Published on November 25th, 2018 | by Jake Richardson0
Colorado Passes New Low-Emission Vehicle Standard
November 25th, 2018 by Jake Richardson
The state of Colorado recently passed a low-emission vehicle (LEV) standard to start with the 2022 vehicle model year. Jeremy Neustifter, an air quality planner with the Colorado Department of Public Health and Environment, answered some questions about this for CleanTechnica.
1. Are light- and medium-duty motor vehicles passenger vehicles mostly?
2. Does the new standard allow commercial vehicles to not be LEV?
The Colorado Low Emissions Automobile Regulation (CLEAR) applies to all new light-duty (< 8,500 lbs.) and medium-duty (mostly < 14,000 lbs.) sold in Colorado, whether they are for private or commercial use.
3. It might be an obvious question, but does the new standard inadvertently favor manufacturers that are already making LEVs, ULEVs, and PZEVs?
CLEAR ensures that Colorado maintains the same emissions standards that were set by the U.S. Environmental Protection Agency (EPA) in 2012. All automakers were most likely planning to make their vehicles meet these standards in model year (MY) 2022 and beyond. EPA proposed to roll back these standards earlier this year, however. That proposed rule, known as The Safer Affordable Fuel-Efficient (SAFE) Vehicles Rule for Model Years 2021–2026 Passenger Cars and Light Trucks (83 Fed. Reg. 42986), is not final.
4. Are there currently any state tax credits for PZEVs, hybrids, and EVs?
Yes, Colorado provides the most generous tax incentives in the country for these vehicles.
5. If the state wanted to exceed the LEV standard, could it do so?
Under the Clean Air Act, only the federal government and the state of California can set new motor vehicle emission standards. Under Section 177 of the Clean Air Act, states can choose to adopt California’s standards, exactly as they are, in lieu of federal standards. So, no, Colorado does not have the authority to create a “third standard.”
6. Might some manufacturers increase their prices to offset the costs in manufacturing LEVs?
This is a possibility that CLEAR has already considered. In summary, increases in initial vehicle costs will not be as much as savings in fuel costs, thus creating net cost benefits.
7. Do you have an estimate about the number of LEVs currently in operation in Colorado?
The Colorado Division of Motor Vehicles might have data for LEVs registered in Colorado. This data does not, however, account for out-of-state vehicles operating in Colorado.
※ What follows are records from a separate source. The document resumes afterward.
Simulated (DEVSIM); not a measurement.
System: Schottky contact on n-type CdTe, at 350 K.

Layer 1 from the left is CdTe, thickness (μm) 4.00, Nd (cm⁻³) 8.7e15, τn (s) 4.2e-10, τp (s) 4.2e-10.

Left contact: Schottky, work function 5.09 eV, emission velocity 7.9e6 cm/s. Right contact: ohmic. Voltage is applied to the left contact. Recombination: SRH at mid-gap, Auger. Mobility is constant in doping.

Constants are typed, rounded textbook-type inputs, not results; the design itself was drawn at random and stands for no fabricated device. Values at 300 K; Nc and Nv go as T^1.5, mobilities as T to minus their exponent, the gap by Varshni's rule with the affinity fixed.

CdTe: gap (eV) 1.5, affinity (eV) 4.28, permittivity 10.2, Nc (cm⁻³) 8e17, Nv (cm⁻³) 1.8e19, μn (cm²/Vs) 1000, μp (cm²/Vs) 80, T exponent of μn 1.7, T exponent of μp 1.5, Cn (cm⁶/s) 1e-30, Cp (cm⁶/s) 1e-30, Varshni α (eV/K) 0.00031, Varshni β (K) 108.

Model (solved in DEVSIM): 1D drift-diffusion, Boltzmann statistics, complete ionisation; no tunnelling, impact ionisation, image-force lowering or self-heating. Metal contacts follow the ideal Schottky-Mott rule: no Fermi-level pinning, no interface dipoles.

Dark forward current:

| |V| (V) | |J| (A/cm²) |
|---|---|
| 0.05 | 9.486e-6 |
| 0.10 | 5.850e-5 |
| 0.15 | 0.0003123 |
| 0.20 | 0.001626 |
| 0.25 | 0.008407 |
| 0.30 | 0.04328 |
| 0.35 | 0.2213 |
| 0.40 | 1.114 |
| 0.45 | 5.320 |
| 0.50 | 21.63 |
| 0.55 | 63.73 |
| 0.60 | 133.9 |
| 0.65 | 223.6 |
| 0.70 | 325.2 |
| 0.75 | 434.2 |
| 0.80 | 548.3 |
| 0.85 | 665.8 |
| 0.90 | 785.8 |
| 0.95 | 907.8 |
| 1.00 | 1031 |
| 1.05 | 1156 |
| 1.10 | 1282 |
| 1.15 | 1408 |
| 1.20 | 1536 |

8. What are other air pollutants that will be reduced by having an LEV standard?
The Air Care Colorado program inspects emissions of Carbon Monoxide (CO), Hydrocarbons (HC), and Nitrogen Oxides (NOx) from all gasoline-powered light-duty vehicles registered in its program area (Denver Metro and North Front Range). These are the primary components of ground level ozone, which the Clean Air Act requires us to regulate.
The Colorado Mobile Sources Program inspects these same emissions from all diesel-powered vehicles registered in the Front Range (Larimer/Weld to El Paso Counties). CLEAR maintains existing EPA standards on Greenhouse Gas (GHG) emissions for all new light-and-medium-duty vehicles sold throughout Colorado as of MY 2022. It is possible that there will be reductions in other pollutants upstream of vehicles, such as at refineries and gas stations, due to the expected decrease in fuel consumption from CLEAR.
9. Does Colorado have a “Cash for Clunkers” program to get the most polluting vehicles off the roads?
All Federal funds have been allocated for the Cash for Clunkers program. The Clear the Air Foundation accepts donations of old “gross emitter” vehicles, sells them to parts yards, and donates the proceeds to various charities.
10. Will having an LEV standard reduce smog in cities?
It could definitely help, but vehicle tailpipe emissions are not the only contributors to ground level ozone (i.e., “urban smog”). Fossil-fueled power plants, construction, oil & gas development, industrial activities, wildfires, paint, etc. also contribute, and Colorado is addressing each of these through other programs.
11. How much might having an LEV standard improve over all air quality?
Our answer to #10 can also apply here, as “overall air quality” varies widely based on different combinations of all those contributing sources. As for climate change, however, we predict that CLEAR will help reduce over 30 million tons of GHGs in the years 2022-2031.